Miriam Jones

Official website of singer-songwriter Miriam Jones







songwriting thoughts a) acoustics, sentiments & syllables

Spent today mostly writing a song with the word ‘surreptitious’ in it. The ‘surreptitious’ part wasn’t on purpose of course, just one of those delightful word-surprises that occasionally flies off the tongue – something to do with the combination of sentiment and syllables. I do love it. After a nice long walk this morning and a slow couple of hours with my guitar, I stopped for lunch, and while I was partaking I was playing the song back in my head, only I was accompanied by a pounding piano rather than a guitar; so I switched to the upright in our dining room for the afternoon, and Bob’s your uncle (actually, my father), the song came together.
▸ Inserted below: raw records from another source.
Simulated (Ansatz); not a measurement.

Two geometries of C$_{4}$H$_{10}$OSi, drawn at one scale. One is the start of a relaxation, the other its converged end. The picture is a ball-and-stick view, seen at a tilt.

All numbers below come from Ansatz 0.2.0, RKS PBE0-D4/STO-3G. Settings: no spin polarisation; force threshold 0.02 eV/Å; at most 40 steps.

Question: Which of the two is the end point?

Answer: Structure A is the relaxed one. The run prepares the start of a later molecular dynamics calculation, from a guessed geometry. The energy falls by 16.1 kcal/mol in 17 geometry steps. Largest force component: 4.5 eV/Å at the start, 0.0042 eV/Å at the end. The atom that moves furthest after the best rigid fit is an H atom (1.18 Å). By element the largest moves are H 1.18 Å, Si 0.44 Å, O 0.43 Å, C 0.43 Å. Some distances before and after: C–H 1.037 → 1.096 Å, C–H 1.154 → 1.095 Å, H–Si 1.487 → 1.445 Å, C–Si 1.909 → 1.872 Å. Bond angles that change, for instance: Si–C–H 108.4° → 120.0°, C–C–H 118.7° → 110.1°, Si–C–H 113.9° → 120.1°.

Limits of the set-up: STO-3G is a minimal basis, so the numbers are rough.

One of my favorite things about songwriting is experiencing the inter-play between music, ideas and lyrics and how dependent they are on one anothers’ development, at least from my songwriting process point of view. I knew when I began the song a couple of weeks ago where it was coming from emotionally, but after the initial step forward, I got stuck, and it wasn’t until I moved to the piano that I was able to feel the rest of what needed to be felt in order to access the appropriate words and overall direction in fact. The darker side of the story I was trying to express was pushed forward to my attention, through an uncanny combination of an almost ‘accidental’ lyric, and sudden move of melody, which gave the song the added gravity that was there all along but which had been eluding me for days. A bit strange perhaps, but true, and actually, rather beautiful.

I guess there’s a vote for experimenting more with sounds – I don’t have any funky instruments at the moment but perhaps there are other more subtle ways of getting acoustically creative that can help draw out feelings I wasn’t particularly aware that I had, or words, such as ‘surreptitious’, which I wouldn’t have expected to feel so at home in a song.